A fire in Akron, Ohio, on Thursday morning damaged the rubberized exterior skin of the Airdock -- the structure Goodyear built and stored its zeppelins and blimps. Lockheed Martin is in the process for renovating the structure to build the next-generation blimps.
And based on an initial post-fire inspection, it won't even delay the upcoming construction of a $149.2 million High Altitude Airship prototype. ``We're still on schedule,'' Lockheed spokeswoman Kate Dunlap said. ``It was an outside fire. It was basically the skin of the Airdock.''
Flames had about an hour and a half to consume some 25,000 square feet of the rubberized exterior skin of the hangar, which covers a metal framework. It was limited to the northeast corner of the structure, basically half of the area where two doors open to admit airships.
To put that in perspective: the Airdock, built in 1929, has 687,000 square feet of skin, is seven football fields long and 22 stories high. The sides of the building and the huge south end doors were unscathed.
Still, it was hard for some spectators not to fear the worst.
``Please don't be the Airdock. Please don't be the Airdock,'' Melanie Sickle chanted after spotting the black smoke lifting into the air ahead of her on U.S. 224 just after 11 a.m.
But as she rounded a corner, she saw flames licking at the monster-sized black structure. With shaking hands, she called her boyfriend, who works at Goodyear's Wingfoot Lake hangar in Suffield Township, where today's blimps are built and stored.
``Oh, I hope they can save it,'' she said as she watched Akron firefighters aim high-pressure streams of water that seemed to reach only two-thirds of the way up.
Above and below
Soon, however, those fighting the fire from the ground were joined by firefighters from above. Using interior catwalks, ladders and an elevator, they reached the top of the 211-foot building and tapped into fire hydrants that access a water tank on the property.
The department was called to the Airdock, which has been in Lockheed's care since 1996, at 11:08 a.m. Heavy smoke and flames were already visible when they arrived, Akron Fire Department spokesman Ed Sturkey said.

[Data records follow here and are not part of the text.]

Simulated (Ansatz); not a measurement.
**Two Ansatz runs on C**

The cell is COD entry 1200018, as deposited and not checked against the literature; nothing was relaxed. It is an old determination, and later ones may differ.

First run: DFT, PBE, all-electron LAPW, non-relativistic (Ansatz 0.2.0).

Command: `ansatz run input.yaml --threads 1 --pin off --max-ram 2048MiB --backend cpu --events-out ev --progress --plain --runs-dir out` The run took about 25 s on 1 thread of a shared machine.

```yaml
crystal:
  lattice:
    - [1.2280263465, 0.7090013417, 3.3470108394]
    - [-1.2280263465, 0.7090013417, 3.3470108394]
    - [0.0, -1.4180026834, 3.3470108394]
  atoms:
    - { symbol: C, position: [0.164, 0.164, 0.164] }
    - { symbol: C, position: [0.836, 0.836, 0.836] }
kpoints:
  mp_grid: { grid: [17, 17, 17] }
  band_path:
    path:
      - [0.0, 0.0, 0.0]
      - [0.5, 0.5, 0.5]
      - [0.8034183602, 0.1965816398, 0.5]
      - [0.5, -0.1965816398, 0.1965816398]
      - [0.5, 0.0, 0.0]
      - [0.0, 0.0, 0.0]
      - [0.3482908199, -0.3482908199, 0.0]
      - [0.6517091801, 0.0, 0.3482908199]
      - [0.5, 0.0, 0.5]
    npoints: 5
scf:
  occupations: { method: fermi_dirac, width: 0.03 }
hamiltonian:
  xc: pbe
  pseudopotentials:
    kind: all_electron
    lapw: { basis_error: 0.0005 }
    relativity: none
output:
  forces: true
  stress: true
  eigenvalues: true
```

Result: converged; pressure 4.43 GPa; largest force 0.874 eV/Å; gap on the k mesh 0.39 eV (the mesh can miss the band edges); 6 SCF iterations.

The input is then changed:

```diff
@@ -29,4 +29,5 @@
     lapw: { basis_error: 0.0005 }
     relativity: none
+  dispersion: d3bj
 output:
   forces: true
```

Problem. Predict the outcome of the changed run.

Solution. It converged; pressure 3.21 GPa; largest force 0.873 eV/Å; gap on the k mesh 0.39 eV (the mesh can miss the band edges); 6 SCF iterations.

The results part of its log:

The fire began on or near the ground level, then traveled up the building's entire 22-story height, he said.
With the exception of a ``handful'' of contractors doing renovation work, the Airdock was empty at the time of the fire, Dunlap said.
Fifteen units with 40 firefighters responded to the two-alarm fire. Winds that whipped around the open field where the hangar sits, next to Akron Fulton International Airport, made it hard to direct the streams of water, Sturkey said.
Although flames sent a steady stream of black smoke into the air, no flights were affected at the adjacent airport.
An investigation was to continue into the cause of the fire and the extent of the damage. In September, a much smaller fire was caused by a welder's spark.
An hour after the fire was put out, the smell of burned rubber hung in the air along Triplett Boulevard, and the Akron area's interest in the fate of its icon was unmistakable.
And later in the day, more fire units returned to the scene to keep a watch that was expected to continue through the night in the event that hot spots flared.
Airship project
If the Airdock's role in the community is about history, though, it's also about the future.
Lockheed's airship project is scheduled to start in 2007, with a flight date in 2009 or 2010, Dunlap said.
Major renovations started in 2003 to prep the building.
The Airdock, which Lockheed Martin leases from the Summit County Port Authority, played a crucial role in enabling the company to get the federal contract to build the giant craft.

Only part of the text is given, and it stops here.